THE ROWHOUSES were 5 dilapidated townhouses, actually just shells. The city wanted to jump-start fixing that neighborhood, so they asked us to renovate those buildings. Running the numbers showed that we couldn’t afford to just do the five townhouses, but if we added 10 new units on the lot, it would work. But we were warned we’d have to work with The Undertaker, the local building inspector, on this job. We hired an architect, kissed ass, and got the building permit. But The Undertaker still had it in for us.
Work moved along, and we were days away from occupancy. Nothing new had been done in this neighborhood for about 50 years, so there was a lot of buzz. By our projected opening date, we were fully rented and tenants were waiting to move in. We were all just waiting for our Certificate of Occupancy. All through construction The Undertaker had remained relatively sane, so we expected our final walk-through to be nitpicky, but doable. Well, being the insecure jerk that he was, The Undertaker said he had to call in backup, another inspector from the state. While The Undertaker was nitpicking his way through the punchlist items, the state inspector took a quick look around, and announced that we had bigger problems: we didn’t have a firewall dividing the 10 new units. By code, a firewall has to separate every 8 units. There was a design change during construction on the new building that caused this problem, and the architect hadn’t picked it up. Neither had The Undertaker, despite his many preening walk-throughs. His incompetence helps explains his inertia.
At certain times in my life, when something momentously bad is about to happen, I get this strange feeling. Everything sounds like I’m under water, my stomach drops to my knees, and I have to use the bathroom. That’s how I know something is really bad. And it happened with that announcement. In one fortuitous fell swoop, The Undertaker was about to get revenge for his years of pent-up anger and frustration.
He loudly announced that nobody could move in until this issue was resolved. Not in the original 5-unit building, not in the new one. He wouldn’t issue a C.O. for any unit until we applied to the state for a variance from the building code. With pressure from the mayor’s office, a few weeks later he relented somewhat and allowed us to rent the front building. He also permitted occupancy of 8 of the 10 new units. But just in case we were liars, we also had to not only guarantee that we wouldn’t occupy those two, but sheetrock over the windows in two brand-new apartments, to make sure they were uninhabitable. We begged him not to make us ruin perfectly good apartments. We offered to give him the keys to those units, to check as he saw fit, but, no. Sheetrock it was.
Meantime, in a small town, news travels fast. The buzz that helped us rent the apartments now worked against us. Word got out that our apartments were “unsafe”, and people asked for their deposits back. Every time we had a prospective tenant, we first had to go through the litany of the building being perfectly safe.
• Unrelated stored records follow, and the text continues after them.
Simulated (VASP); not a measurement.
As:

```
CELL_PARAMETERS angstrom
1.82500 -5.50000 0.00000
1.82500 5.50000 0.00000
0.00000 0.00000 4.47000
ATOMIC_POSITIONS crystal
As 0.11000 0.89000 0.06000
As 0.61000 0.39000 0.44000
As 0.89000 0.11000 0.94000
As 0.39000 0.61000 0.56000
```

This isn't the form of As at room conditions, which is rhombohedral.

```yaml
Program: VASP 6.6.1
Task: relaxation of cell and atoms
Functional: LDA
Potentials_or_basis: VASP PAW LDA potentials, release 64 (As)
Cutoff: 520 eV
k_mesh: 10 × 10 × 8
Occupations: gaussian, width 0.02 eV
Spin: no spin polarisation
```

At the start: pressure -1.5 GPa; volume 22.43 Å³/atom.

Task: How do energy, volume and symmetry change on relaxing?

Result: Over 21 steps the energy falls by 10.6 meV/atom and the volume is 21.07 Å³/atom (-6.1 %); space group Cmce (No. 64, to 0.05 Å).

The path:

The state variance process usually took six months to wade through. Throughout this whole process we would need to make payments on the maxed-out construction loan, with insufficient income to offset it. We begged and cajoled the state to hurry our application through. They moved as fast as government can, and it only took about 3 months for them to issue a variance. Among the things the state required in a trade-off was a fire alarm system which rang in every apartment.
The locations of the smoke detectors required by code, and high sensitivity of the system caused its own problems. Every time a tenant made popcorn or took a steamy shower, the whole building’s alarm system went off, and everyone, including the person in the shower, was out in the street until the fire department came and the cause was discovered.
And usually when we opened a new project, the timing of the rents against the loan repayment schedule resulted in a little cash cushion. This was just the opposite. It felt like we were always playing catch-up, and it left a bitter taste in my mouth. Years later, when the neighborhood didn’t change for the better, exhausted from trying to make a dog sing, we were forced to sell for less than we owed.
Undertaker, if you’re reading this, you’ll be pleased to know that we’re still paying back part of the loan that we were upside-down on.